Qteros, ACT and others are working on exciting technology to turn sewage into valuable fuel, a big win-win. Also see the weird fuels that may take over for gas.


qteros feedstock

Qteros: from feedstock to fuel. (Qteros photo)

There's no nice way of saying this: A group of green-minded entrepreneurs are making a clean-burning car fuel out of, well, poop. They don't call it that, of course -- they prefer to call it "municipal wastewater" or "sewage sludge," but trust me, that's what it is.

I come from a family of engineers, and my father was a pioneer in reclaiming potable water from sewage. I have a photo of him, in a hard hat, quaffing a glass of the stuff. So this is exciting news for me. In a two-step process, Israel-based Applied CleanTech (ACT) start by removing cellulose (the part of the plant we can't digest) from both the sludge and agricultural liquid waste, then Marlborough, Massachusetts-based Qteros ferments this treated material into cellulosic ethanol using a fast-acting microbe sourced from Massachusetts' Quabbin Reservoir.

qteros microbe

Qteros' fast-acting q-microbe. (Qteros photo)

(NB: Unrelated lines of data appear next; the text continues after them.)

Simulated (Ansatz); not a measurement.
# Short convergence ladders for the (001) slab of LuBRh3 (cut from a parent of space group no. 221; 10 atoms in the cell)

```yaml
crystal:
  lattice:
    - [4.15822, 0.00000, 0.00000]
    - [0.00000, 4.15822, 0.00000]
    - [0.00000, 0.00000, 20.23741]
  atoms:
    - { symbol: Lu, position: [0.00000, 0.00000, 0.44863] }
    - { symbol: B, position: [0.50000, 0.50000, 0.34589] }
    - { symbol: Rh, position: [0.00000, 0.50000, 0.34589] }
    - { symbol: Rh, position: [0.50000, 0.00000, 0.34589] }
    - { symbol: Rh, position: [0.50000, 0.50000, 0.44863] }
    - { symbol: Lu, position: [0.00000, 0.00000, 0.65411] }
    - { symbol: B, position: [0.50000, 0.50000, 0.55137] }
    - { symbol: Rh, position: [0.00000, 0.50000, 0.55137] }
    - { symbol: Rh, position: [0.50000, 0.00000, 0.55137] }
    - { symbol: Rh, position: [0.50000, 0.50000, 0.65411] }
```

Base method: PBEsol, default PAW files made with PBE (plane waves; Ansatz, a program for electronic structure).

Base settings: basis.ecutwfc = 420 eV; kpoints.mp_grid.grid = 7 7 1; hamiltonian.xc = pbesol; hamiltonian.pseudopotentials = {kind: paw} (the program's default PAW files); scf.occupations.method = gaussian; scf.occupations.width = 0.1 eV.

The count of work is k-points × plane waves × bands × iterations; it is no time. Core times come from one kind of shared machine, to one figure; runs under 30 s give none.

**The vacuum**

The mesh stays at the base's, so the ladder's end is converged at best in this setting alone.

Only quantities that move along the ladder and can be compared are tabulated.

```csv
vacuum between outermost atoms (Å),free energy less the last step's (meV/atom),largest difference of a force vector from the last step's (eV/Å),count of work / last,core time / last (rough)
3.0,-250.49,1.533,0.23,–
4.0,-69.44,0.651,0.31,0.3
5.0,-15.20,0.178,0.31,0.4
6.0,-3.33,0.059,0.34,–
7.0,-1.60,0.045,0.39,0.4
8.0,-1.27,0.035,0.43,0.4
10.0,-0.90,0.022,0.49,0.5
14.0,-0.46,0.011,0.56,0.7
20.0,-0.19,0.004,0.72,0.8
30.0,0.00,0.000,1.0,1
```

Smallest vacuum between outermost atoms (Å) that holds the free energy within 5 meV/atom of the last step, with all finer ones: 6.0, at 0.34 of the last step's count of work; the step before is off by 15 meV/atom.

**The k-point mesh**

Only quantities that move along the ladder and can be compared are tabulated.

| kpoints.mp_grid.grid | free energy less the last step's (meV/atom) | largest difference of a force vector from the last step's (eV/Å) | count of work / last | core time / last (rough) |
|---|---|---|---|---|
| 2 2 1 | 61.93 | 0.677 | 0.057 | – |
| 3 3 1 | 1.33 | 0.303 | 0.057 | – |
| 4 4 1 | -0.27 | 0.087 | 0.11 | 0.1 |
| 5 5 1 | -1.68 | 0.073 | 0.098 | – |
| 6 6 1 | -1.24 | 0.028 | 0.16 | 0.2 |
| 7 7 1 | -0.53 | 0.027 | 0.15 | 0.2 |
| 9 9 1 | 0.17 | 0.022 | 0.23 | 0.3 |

It's called Sewage Recycling System (SRS), and ACT spent six years developing it. CEO Israel Biran says that its technology can solve the headache of sewage sludge disposal, and Qteros co-founder Jeff Hausthor says its customers can be "every municipality that has a wastewater treatment plant." And unless your town is dumping its sewage right into a bay or lake, it has one of those plants.

Bill Frey, CEO of Qteros, said his company's mission is to find the most effective way to make low-cost, non-food ethanol. Cellulosic ethanol processes have not yet been commercialized--a hurdle to getting this collaboration off the ground--but Frey said in an interview that Qteros will be looking for partners next year to make that happen.

According to ACT President Dr. Refael Aharon, a fairly large wastewater plant, handling a population of two million people and processing 150 million gallons a day, would have enough capacity to keep a small ethanol plant supplied with processed cellulose feedstock. And for every ton of that treated feedstock (which they call "Recyllose") some 120 to 135 gallons of ethanol can be made.

It's hard to see the downside of this. But wait, there's more! Last week, I was in Los Angeles with Daryl Hannah, Ed Begley, Jr. and author David Blume discussing the wonders of alcohol/ethanol fuel. Blume, author of Alcohol Can be a Gas, champions whole systems that make use of salvaged "waste" products. Here he is, on video, talking about the possibilities of ethanol fuel:

Blume has, in fact, worked on natural marshes that filter municipal wastewater and sewage. Blume's book reports that 35 acres of cattail marsh, by absorbing nutrients and chemicals, could treat five million gallons of secondary sewage each day. Arcata, California was a pioneer of that kind of natural filtration.

Cattail is the most effective sewage-filtering plant, Blume says, and it grows prolifically in marshes, yielding up to 150,000 pounds of biomass per acre. A great byproduct, of course, could be ethanol made from all that plant material -- up to 10,000 gallons per acre.

Here's Blume's amazing conclusion: Growing cattails on just 6,367 acres in each county in the U.S. (accounting for 1.46 percent of agricultural land) we could produce 200 million gallons annually, and treat all of our country's sewage. Why aren't we doing this across America? Is it just because we get squeamish when we talk about poop?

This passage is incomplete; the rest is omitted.